Quiet Returns Reflect Engaged Employees
“Quiet returns” are a sign of an engaged culture. When disengaged employees show up at work they undermine possibility and business potential. These are the people who quit quietly and stay, secretly protesting burnout, stress, or other abuses of work-life balance. And it’s also those who are compelled to work onsite because you say they must. Don’t ignore the desires and needs of these frustrated workers. Give them a better experience.
In one way or another, we’re all returning to new forms of work. Change is a way of life. It’s up to leaders to develop environments newly focused on wellbeing. When people feel valued and cared for, they’ll quietly return to their jobs, fully engaged in creating success. Easily said, but it takes deep thought and well-crafted strategies to meet today’s worker expectations. “The relationship between wellbeing and engagement is vital because how people experience work influences their lives outside work, and overall wellbeing influences life at work.” (2022 “Gallup Global Workplace Report) This broad view of work and life has always been true, but somehow businesses are just waking up to it.
People today demand to be seen as the whole person they are and encouraged to bring their full, authentic selves to work. This means you, as a leader, must hone your soft skills and find new flexibility. You’ll need to trust employees to be productive from wherever they want to work and be willing to rehire people you told would never be reconsidered. Lack of trust and inflexibility are what lead to disengagement and its consequences. Practicing them helps win top talent.
Ensure that people of all levels look forward to a quiet return to work by minimizing the stressors and creating a humane environment that welcomes them in. Start with two priorities: allowing remote/hybrid work options and reconsidering your hiring practices.
Allow Remote/Hybrid Options
“Working from home is a future-looking technology,” Stanford economics professor and researcher Nicholas Bloom stated in a TED Talk five years ago. He was right! Bloom’s recent two-year study of 500 employees found that remote workers were 50 percent less likely to leave the company and achieved a 24 percent productivity boost as well.
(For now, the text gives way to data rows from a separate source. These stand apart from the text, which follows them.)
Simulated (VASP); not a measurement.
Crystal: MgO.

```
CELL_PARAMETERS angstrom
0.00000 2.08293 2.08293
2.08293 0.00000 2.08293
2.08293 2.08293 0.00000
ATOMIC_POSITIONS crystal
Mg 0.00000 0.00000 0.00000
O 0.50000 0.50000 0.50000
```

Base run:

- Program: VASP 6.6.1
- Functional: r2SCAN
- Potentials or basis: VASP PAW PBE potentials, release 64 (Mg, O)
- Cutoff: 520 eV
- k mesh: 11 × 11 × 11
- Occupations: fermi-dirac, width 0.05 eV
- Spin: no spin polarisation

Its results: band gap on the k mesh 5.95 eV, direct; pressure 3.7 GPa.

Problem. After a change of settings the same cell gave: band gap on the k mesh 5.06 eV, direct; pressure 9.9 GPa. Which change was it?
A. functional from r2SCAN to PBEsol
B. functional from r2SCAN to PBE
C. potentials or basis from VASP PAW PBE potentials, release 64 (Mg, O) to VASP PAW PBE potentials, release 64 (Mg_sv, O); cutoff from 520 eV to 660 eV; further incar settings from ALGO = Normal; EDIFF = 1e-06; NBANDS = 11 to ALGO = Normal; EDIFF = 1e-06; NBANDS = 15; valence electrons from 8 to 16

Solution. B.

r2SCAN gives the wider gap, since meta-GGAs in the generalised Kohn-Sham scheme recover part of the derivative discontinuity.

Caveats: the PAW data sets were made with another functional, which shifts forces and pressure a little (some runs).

We’re still analyzing the short- versus long-term productivity statistics filtering in on remote and hybrid work and debating the pros and cons depending on business models. However, LinkedIn cites research showing that 97 percent of remote workers would like to continue working remotely, at least some of the time, for the rest of their careers. And Ladders research projects that 25 percent of professionals in North America will, indeed, be working remotely by the end of 2022.
All of this, coupled with the fact that Americans working from home save an estimated 60 million commuting hours a day, means remote is here to stay—and I don’t believe employers can easily take back those hours. Employees spend the new-found time sleeping an extra hour, making time for family, or on activities like working out, says new research by the Federal Reserve Bank of New York. This means happier, healthier workers, and a benefit to companies that they may not yet recognize.
Given that more flexibility is a top priority for workers today, it’s hard to understand why more employers aren’t creatively looking at remote options to see how they can make them fit. If work models prevent them, companies can advance the wellbeing of their people by offering other flexible options, like four-day weeks and shared jobs. When you dare to care creativity follows.
Who Are You Not Hiring?
Boomerangs:
Traditionally, if an employee quit for personal reasons of almost any kind, they would never be considered for rehire. They were labeled unreliable or disloyal. Reality has shown that these rehired “boomerangs” often become your most valuable employees. They know your culture and are a fit so they need less training. And even if they worked for a competitor for a while, they bring new skills and innovation back with them.
Mothers and other caretakers:
With the understanding that it’s not just women who are caretakers, the 2022 Gallup Global Workplace Report states specifically that women in the U.S. and Canada were among the most stressed employees globally. As we return to various forms of work, employers would do well to find solutions to the things that are keeping millions of women at home. Eliminate stressors like the cost and limited availability of childcare with onsite daycare, at-home services, or more flexible time-off policies. Provide pleasant, private rooms to nurse. Ask women and others with family responsibilities outside work what you can do, specifically, to increase their wellbeing.
Older workers:
Don’t let bias influence your perceptions of older employees. They offer knowledge and experience that can only be gained over time and a different perspective that adds diversity to your decisions. They can be excellent mentors.
Workers without the right skills:
Don’t overlook upskilling current employees who have the ability and interest to move into a new role. When evaluating candidates, hire for cultural fit first, knowing that for most roles you can teach the necessary skills, but you cannot change the attitude.
Together, wellbeing and engagement are a powerful force. When you lead with them it follows that your people will be highly productive, and your business will thrive. No more quiet quitting, only quiet returns to a workplace where people choose to stay.